Conclude operation and come home

Analysis: IDF forces must leave Gaza now because they have no missions justifying their presence there.

The press conference convened at the Kirya Base in Tel Aviv on Saturday night was meant to be a victory conference. We have been saved: The operation has ended. Hamas has been destroyed. Our forces have returned home safely.

 

 

A crowded lineup of State of Israel flags was placed behind Prime Minister Benjamin Netanyahu and Defense Minister Moshe Ya'alon. The flags conveyed a sense of festivity. The two officials' faces conveyed a sense of Tisha B'Av.

 

Netanyahu delayed his appearance by 20 minutes because of the comments made by the family members of kidnapped officer Hadar Goldin. The family demanded defiantly that the IDF avoid leaving the Strip as long as their son was in Hamas' hands, dead or alive.

 

Netanyahu and Ya'alon did not accept the demand, but were forced to rewrite their speeches. From an announcement about a unilateral withdrawal of IDF forces from the Strip, Netanyahu moved to vague, unbinding sentences, such as "all options are on the table." When the Americans say that about Iran, we know there are neither options nor a table, that it's all talk. I doubt Netanyahu has any options.

 

While Netanyahu spoke, someone hung signs against abandoning captives along the Defense Ministry walls. Everything is immediate now, even the protest. The two will have to deal with harsh criticism from the right, which will use Second Lieutenant Goldin as a flag.

 

For Netanyahu this is quite a difficult test, versus both his audience and the storm of emotions in all parts of the Israeli society. No one wants to go back to the prices paid for Gilad Shalit's return or for the bodies of Eldad Regev and Ehud Goldwasser.

 

The cabinet convened on Friday after the Rafah incident. There was a lot of anger, great frustration, but in the end the majority decided to contain the incident. The IDF would prepare for a unilateral pullout. There would be no agreement with Hamas: The calm would be based on deterrence.

 

This is exactly what I suggested that the cabinet should do 11 days ago, in my column published July 24. When I heard Netanyahu on Saturday night using the exact same words to describe the advantages of deterrence without an agreement, I thought about the 33 fighters, good Israelis, who could have still been alive today if Netanyahu hadn't been so afraid of making a decision; I thought about the hundreds of Gazan residents killed in vain; and I thought about the damage inflicted on Israel in the international arena, which will continue to escort us even after the operation.

 

I was angry and I was glad. It's better late than never.

 

The column was titled "Relay on deterrence, not on understandings with Hamas." It said, among other things, that "within two or three days, when the IDF completes its work on the tunnels leading to Israeli territory, Prime Minister Benjamin Netanyahu and Defense Minister Moshe Ya'alon will announce that Operation Protective Edge has ended, and that a new operation is underway.

 

"From now on, Israel is taking initiative into its own hands: It is removing the ground forces, but if Hamas continues to launch rockets, it will pursue and even intensify the Air Force bombings, or the artillery fire.

 

"The immediate advantage of this idea is that Israel is no longer being dragged by Hamas. Someone has gotten somewhat confused here: Hamas is the one in need of understandings with Israel; not the other way around."

 

I reviewed the history of military operations against terror organizations. When understandings were reached, they were violated. Deterrence lasted.

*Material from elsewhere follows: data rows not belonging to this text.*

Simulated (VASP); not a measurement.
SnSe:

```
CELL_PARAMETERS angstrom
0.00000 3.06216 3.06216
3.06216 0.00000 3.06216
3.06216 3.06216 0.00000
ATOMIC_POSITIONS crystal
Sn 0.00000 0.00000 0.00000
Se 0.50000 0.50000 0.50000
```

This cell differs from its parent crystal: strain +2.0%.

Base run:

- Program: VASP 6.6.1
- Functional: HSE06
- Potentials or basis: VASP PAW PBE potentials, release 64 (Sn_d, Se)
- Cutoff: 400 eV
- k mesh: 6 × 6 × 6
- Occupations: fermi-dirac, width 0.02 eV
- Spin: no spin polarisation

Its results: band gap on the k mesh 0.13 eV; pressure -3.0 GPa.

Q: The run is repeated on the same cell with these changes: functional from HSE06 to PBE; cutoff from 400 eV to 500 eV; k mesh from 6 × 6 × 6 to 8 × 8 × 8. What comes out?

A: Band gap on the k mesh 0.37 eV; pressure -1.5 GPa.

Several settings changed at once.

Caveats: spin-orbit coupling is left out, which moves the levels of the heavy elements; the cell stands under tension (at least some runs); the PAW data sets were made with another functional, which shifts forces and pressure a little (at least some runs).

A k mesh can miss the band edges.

With terror organization, I wrote, "understandings are like wind-driven chaff. The power of IDF operations is in the deterrence they create, not in the understandings reached at their conclusion. When it comes to Hamas, Israel should probably rely on deterrence rather than on an agreement."

 

The reactions I received about the column, from moderate ministers and right-wing ministers, were surprising. I was particularly satisfied with responses I received from the IDF echelon. I seemed to have concurred with knowledgeable people.

 

The IDF forces must leave because they have no missions justifying their presence there. If it were possible for the Sayeret Matkal special forces unit to burst forth into the underground tunnels in the heart of Gaza and pull the Hamas leaders out of there, it would have been worthwhile staying there, but this option is apparently not on the agenda. Occupying Gaza is not on the agenda either.

 

Sometimes the bravest decision is to conclude, and come home.